Repo contains documentation and assembler for VPU assembly, as well as test programs. THe scripts here are messy and works in progress, at some point they will get a rewrite with a better design (and probably not in python).
Language is designed to benefit the hardware as much as possible, therefore making it a pretty bad and inexpressive ASM dialect. Assembler is python for ease of development and not really needing performance currently due to the size of test programs.
instructions.py parses ISA definition YAMLS and generates code definitions (e.g. definition headers for the C++ simulator). It is also used as a library by the assembler. See an update-to-date version of the ISA with ./instructions.py instructions.yaml --table. CMakeLists.txt calls this automatically when building.
assembler.py is the assembler for the VPU instruction set. It refers to instructions.py for reading the ISA definition, and converts assembly inputs into a memory binary that the simulator reads. ./assembler.py test_programs/inc.asm will compile the program inc.asm and produce vpu.out. The option --debug generates an additional debug file which the simulator picks up and uses to gain additional context.
For programs which need model data, provide the path to the binary blob with the --data argument. Multiple blobs can be provided. If an assembly program needs a blob and one is not provided then the assembler will error.

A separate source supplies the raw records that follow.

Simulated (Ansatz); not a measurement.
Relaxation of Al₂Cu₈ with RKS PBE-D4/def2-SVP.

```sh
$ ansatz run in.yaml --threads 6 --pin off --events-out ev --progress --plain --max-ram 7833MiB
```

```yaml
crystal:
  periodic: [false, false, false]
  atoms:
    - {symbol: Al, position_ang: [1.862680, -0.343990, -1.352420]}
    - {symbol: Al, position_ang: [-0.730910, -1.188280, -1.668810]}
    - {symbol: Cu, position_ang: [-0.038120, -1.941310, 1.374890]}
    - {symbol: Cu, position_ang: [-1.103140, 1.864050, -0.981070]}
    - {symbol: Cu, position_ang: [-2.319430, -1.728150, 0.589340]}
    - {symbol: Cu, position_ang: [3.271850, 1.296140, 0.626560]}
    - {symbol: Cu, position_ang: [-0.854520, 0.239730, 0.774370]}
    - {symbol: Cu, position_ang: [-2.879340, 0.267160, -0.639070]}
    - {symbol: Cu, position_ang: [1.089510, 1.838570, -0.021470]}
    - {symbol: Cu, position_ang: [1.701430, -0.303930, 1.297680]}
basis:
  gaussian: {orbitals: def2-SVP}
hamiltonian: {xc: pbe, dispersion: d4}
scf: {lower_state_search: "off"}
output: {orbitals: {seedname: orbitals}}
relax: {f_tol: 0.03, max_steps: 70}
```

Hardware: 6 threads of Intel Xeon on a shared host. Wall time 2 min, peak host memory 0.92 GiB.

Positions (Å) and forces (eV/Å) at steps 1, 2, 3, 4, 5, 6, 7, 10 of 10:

Blobs must be in the voxel stream format generated by the encoder. This format encodes voxel position and colour information in a format that is relatively optimised for hardware parsing.
Hardware currently assumes 512-bytes of addressible memory. Reset vector is 0x0, soft-limit for program size is 4kB because I wanted to pick an arbitrary small number. No reason this can't increase later.
Load-store style architecture. The core is not really intended to be doing much computation, rather to set up kicks for dedicated hardware.
Registers:
- 8 GP regs
- ACC reg
- PC
- O (overflow) flag
- C (compare) flag
ACC (accumulator) reg is the input and target of all ALU operations, as well as source and dest for memory operations.
Core instructions are directly executed on the CPU. All core instructions are 32-bit.
Byte 1 is the instruction, by convention bit zero is set to indicate a hardware kick and unset for a CPU instruction.
Bytes 2, 3, and 4 are operands, and can be combined for larger constants.
User instructions.py to generate a markdown table of instructions based on the yaml file, if required.
HW instructions offload operations to dedicated hardware pipelines. Hardware cores operate off control streams (semi-arbitrary instructions stored in memory). These can be pre-assembled before execution (and just pointed to by the ASM program) or can be manually assembled at runtime, but this is probably a bad idea. Therefore hardware kicks just need to run a pipeline with a control stream base address. A hardware kick instruction is non-blocking, they can run in parallel. For simplicity, only one kick of a single hardware pipeline can be in progress at any one time.
An exception to the above is the MMU, which provides several DMA operations the CPU can use without a control stream. DMA operations are blocking. Additionally, the BLOCK instruction halts execution until all active kicks have finished. DMA instructions are prepended by D, and hardware kicks by H.
| Name | Operands | Flags | Description |
|---|---|---|---|
| D.CP | REGD, REGS, REG_SIZE | DMA copy REG_SIZE bytes starting from the address in REGS to the address in REGD | |
| D.SET | REGD, REGV, REG_SIZE | DMA set REG_SIZE bytes starting from the address in REGD to the value in REG_SIZE | |
| H.RUN | REG_CS | Run test pipeline on control stream address held in REG_CS | |
| BLOCK | Wait until the completion of all kicks has been signalled |
TODO: move above table into yaml